NAACP (West's Encyclopedia of American Law)
Founded in 1909, the organization formerly known as the National Association for the Advancement of Colored People and now called simply NAACP is the oldest and largest CIVIL RIGHTS organization in the United States. Headquartered in Baltimore, Maryland, with a staff of more than 220 persons, the interracial NAACP works for the elimination of RACIAL DISCRIMINATION through LOBBYING, legal action, and education. With its victories in landmark Supreme Court cases such as BROWN V. BOARD OF EDUCATION, 347 U.S. 483, 74 S. Ct. 686, 98 L. Ed. 873 (1954), as well as its sponsorship of grassroots social programs, the NAACP has been a leader in the effort to guarantee that African Americans and members of other racial minorities receive EQUAL PROTECTION under the law.

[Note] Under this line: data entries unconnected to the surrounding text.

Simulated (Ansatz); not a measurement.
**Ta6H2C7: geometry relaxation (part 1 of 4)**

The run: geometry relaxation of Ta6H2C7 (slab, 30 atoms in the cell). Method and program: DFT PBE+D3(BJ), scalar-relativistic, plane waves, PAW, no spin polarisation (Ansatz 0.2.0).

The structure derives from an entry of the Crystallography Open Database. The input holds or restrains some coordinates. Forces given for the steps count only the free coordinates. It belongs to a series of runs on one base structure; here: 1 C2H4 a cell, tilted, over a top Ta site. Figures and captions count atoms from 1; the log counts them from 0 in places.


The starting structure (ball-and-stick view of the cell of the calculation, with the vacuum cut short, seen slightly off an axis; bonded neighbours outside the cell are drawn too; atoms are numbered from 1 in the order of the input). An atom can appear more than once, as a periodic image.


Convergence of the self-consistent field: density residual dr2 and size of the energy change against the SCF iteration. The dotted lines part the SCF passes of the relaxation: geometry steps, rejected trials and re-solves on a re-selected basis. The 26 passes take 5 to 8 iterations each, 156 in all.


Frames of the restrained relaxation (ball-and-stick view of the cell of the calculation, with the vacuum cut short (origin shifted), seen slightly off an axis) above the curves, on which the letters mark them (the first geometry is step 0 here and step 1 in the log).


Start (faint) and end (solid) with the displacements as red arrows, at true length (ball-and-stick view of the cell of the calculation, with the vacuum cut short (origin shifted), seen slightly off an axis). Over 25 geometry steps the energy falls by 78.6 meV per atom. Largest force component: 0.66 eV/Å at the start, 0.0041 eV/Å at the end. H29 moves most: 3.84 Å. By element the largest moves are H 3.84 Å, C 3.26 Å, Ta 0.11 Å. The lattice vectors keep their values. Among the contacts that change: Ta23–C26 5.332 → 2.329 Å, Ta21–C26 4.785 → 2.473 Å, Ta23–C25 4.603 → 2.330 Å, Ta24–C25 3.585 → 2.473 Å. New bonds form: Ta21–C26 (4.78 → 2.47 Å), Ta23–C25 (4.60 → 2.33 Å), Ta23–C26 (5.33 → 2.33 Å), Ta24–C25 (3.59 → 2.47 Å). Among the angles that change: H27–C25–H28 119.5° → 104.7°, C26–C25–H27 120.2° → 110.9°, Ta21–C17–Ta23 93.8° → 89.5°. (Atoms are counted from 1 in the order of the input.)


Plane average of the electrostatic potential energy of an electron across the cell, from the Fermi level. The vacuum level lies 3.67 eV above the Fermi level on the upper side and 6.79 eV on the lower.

The NAACP grew out of race riots that occurred in Springfield, Illinois, in August 1908. Shocked at the violence directed against African Americans by white mobs in Abraham Lincoln's hometown, William English Walling, a white socialist, wrote a magazine article that called for the formation of a group to come to the aid of African Americans. The following year, Walling met with two young white social workers, Mary White Ovington and Henry Moskowitz, and began planning a course of action. They enlisted the aid of Oswald Garrison Villard, grandson of the abolitionist WILLIAM LLOYD GARRISON, to publicize the Conference on the Status of the Negro,...
(The entire section is 2284 words.)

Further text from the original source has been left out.